The resolution revolution will likely no stop anytime soon because Mayor Keith Pekau and the board members have strong opinions and are not interested in hiding them.

Some may wonder if anything will come out of these resolutions. Healy, a trustee who has publicly come down hard on Cook County, the state and the federal government in comments at meetings, even had temporary doubts.

“I was thinking, isn’t this a waste of time for us to do that?” Healy said. “Why are we doing these?”

But history may be on the board’s side that they are doing the right thing.

“I was reading a book about the Revolutionary War and the Battle of Stony Point,” Healy said. “[General] ‘Mad’ Anthony Wayne made a comment that I thought was appropriate. He said ‘our officers and men behave like men who are determined to be free.’

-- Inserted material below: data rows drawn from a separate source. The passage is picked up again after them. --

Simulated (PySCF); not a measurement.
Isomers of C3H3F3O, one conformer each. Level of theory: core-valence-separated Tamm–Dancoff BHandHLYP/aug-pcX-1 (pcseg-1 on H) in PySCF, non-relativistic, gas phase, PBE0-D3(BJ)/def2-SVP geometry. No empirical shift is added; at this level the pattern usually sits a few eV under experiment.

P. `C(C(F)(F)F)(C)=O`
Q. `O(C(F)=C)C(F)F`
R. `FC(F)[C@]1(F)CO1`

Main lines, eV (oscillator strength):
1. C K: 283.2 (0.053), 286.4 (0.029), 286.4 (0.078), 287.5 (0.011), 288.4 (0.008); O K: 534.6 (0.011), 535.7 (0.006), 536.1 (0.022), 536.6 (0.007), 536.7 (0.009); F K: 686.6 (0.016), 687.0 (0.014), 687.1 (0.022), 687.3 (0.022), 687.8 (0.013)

“I hope we’re remembered like that. We act like we are people who are determined to be free as we’re losing all our freedoms about us. At least we’re standing up and we’re probably the only people in the state who stand up and say ‘we want to be free.’ ’’

Park fees rising

Due to rising costs and a minimum wage that is set to go to $12 an hour for workers in 2022, the board voted in favor of increasing some recreation and park fees.

Starting in November, soccer drop-ins will be $5 for residents, non-residents in eighth grade or lower will be $10 and non-residents high school and older will pay $17.

Fees for gyms and soccer fields in the area will go up $5 per session.

There will also be changes in the structure of renting the Civic Center.